Highway law arrives, but for how long?

SINCE the beginning of the year, the government has had a new tool to expropriate the land needed to complete the cross-country highway that Prime Minister Robert Fico promised to finish by 2010. Though Ivan Gašparovič pleased the government by signing the bill into law, the opposition is still determined to halt the controversial package of one-time special measures.

SINCE the beginning of the year, the government has had a new tool to expropriate the land needed to complete the cross-country highway that Prime Minister Robert Fico promised to finish by 2010. Though Ivan Gašparovič pleased the government by signing the bill into law, the opposition is still determined to halt the controversial package of one-time special measures.

Under the new law, which parliament passed on December 11, the state does not need to have all the ownership rights to the land settled in order to receive a construction license. It just needs to have these rights settled by the time the construction is finished and approved. The Transportation Ministry said that the legislation was needed so that “a billion” investments would not be stuck because of bargaining about the expropriation price.
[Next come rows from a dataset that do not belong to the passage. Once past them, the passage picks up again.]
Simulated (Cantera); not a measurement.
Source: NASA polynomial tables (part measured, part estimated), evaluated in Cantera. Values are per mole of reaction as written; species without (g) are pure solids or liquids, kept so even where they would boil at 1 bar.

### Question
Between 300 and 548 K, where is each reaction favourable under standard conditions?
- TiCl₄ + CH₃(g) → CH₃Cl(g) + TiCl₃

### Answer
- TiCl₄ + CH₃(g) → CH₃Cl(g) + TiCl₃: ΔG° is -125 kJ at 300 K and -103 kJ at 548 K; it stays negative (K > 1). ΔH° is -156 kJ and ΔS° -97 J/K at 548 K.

But the measures included in the law have been described by critics as violating Slovaks’ constitutional right to property. Daniel Lipšic, former justice minister and deputy leader of the Christian Democratic Movement (KDH), told the Sme daily that by signing the law on December 30, the president – who has a law degree – proved that he is unqualified to practise law. Gašparovič rejected the criticism.

“I am a lawyer and I evaluate the laws,” he told the SITA newswire. “My profession is different from the professional background of other presidents.”

Deputy Prime Minister Dušan Čaplovič said he is confident that the law has been handled in a way that does not contradict the constitution. But political scientist Grigorij Mesežnikov said the Constitutional Court will most likely stop the law.

“I assume that the Constitutional Court will halt the legislation from coming into force, and it will hardly add to the president’s credibility among critical thinkers,” Mesežnikov told Sme.

Via Iuris of the Centre for Rights of Citizens has been critical of the law since its very inception. The centre’s Eva Kovačechová told The Slovak Spectator that the president’s signature has not changed the situation.

“The law is unconstitutional on its face, mainly in relation to ownership rights and the protection of these rights,” Kovačechová said. “In this aspect nothing has changed, and the president has signed it even though he himself had questioned its constitutionality.”

Kovačechová said that citizens who are faced with losing their property because of this legislation should turn to the court, which can halt the procedure if it rules the decision was made on the basis of an unconstitutional law.

The legislation was the third attempt to simplify and speed up the expropriation of the land that the highway is slated to cross. Transportation Minister Ľubomír Vážny said that some tougher measures had to be adopted in order to meet the deadline for wrapping up the highway between Bratislava and Košice by the end of this election term, the SITA newswire wrote.

The ministry also said that the legislation will only pertain to the owners of the land that is needed to complete specific highway sections: the D1 sections from Hričovské Podhradie to Ivachnová, Jánovce to Jablonov, and Fričovce to Svinia; the R1 from Nitra West to Hronský Beňadik; the I/18 from Žilina to the southeast bypass, and Strečno to Dubná Skala; and the I/68 from Prešov West to Prešov South.

The Slovak constitution allows expropriation and limiting ownership rights under specific conditions, including the provision of adequate compensation, Lipšic told The Slovak Spectator in an earlier interview. However, this compensation must be provided before the ownership right is limited and not after, when changes to the land cannot be reversed, he added.

“The legislation is the most serious intervention into ownership rights since 1989,” Lipšic said.

The only ruling coalition MP to abstain from the vote to pass the bill into law was Movement for a Democratic Slovakia (HZDS) MP and former deputy prime minister for legislation Katarína Tóthová. She agreed that the legislation goes against the country’s constitution, and said the government should have loosened its deadlines instead.

“I do not like solutions that are on the brink of violating the constitution,” Tóthová told the public service Slovak Television on December 11.

The Conservative Institute, the Initiative for Just Expropriation, the Civil Conservative Party and the Institute of Economic and Social Analysis also object to the law.

The state has also decided to build 151 kilometres of highways and dual carriageways using the public-private partnership (PPP) system. The Transportation Ministry announced the PPP tender for the first package of highway sections on November 17, inviting companies and consortiums to submit their bids by January 8.